Garage News
Posted: Mon Jan 18, 2021 8:21 pm
Evening all.
After buying the Quantum last year & doing a couple of blats - at the back (1.4CVH) & touring Wales between lock-downs with the Rogue Runners - at the back, I rashly decided I needed a poject, which to be fair has been a life-saver over the winter lock-downs. Getting stuck on my own with nothing but day-time TV doesn't bear thinking about.
So for the THIRD time I found myself pulling out a carburettor engine & replacing it with a Zetec. this one - like the one I put in the Rickman is a 130bhp Silvertop from a MkVI Escort GTi.

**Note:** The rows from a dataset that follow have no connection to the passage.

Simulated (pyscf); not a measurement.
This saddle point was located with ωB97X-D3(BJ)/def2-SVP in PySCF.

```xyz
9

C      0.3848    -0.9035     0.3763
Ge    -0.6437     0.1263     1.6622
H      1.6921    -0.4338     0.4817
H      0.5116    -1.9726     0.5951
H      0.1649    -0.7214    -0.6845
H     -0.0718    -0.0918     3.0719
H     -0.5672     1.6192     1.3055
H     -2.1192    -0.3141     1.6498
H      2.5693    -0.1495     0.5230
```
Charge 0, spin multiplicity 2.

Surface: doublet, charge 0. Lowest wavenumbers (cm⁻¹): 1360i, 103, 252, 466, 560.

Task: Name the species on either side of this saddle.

It's a reasonably easy swap, I had to make a couple of tubes for the front subframe to take it out round the cam cover, modify a CVH engine mount to fit the Zetec's bolt pattern, but nothing too complex - until I came to the inlet manifold. Yes it's all been done before & yes there are dozens of ways to skin that particular cat, but I did not have unlimited funds - I wouldn't have bought a front wheel drive car if I had - so I wanted to use all Ford parts.
The engine came with an inlet manifold - from a Focus. It didn't fit, not by much, but a/ it's plastic, so not readily modifyable & b/ the thing it hit was the brake torque tube, so not really moveable. Plan B was the alloy inlet that would have been on the Escort, but much Ebay searching only came up with one - incomplete & in Italy. So I decided the best way out was to buy the GBS plenum, it's expensive but it would fix the problem. It was "something of a dissapointment" (I may have ranted for some time). I knew it wouldn't fit, but I thought if I cut the runners, I could mount it the other way up on some hose. No, firstly it doesn't even fit the Ford parts it's intended for, the mounting flange hits the fuel rail mounting bosses & at the other end the welded in studs are TOO SHORT for the throttle body, it's also amazingly HEAVY - it's made from TWO MILMETER THICK STEEL! But it didn't fit the car either, when I cut the runners & turned it over the throttle body would be in the same place as the brake servo. After a lot of jiggery-pokery I've made something that fits by cutting the whole end off the penum & welding on a plate that mounts the throttle body & the idle speed control valve with a cunning 3D printed adaptor with airways for the ISCV built in.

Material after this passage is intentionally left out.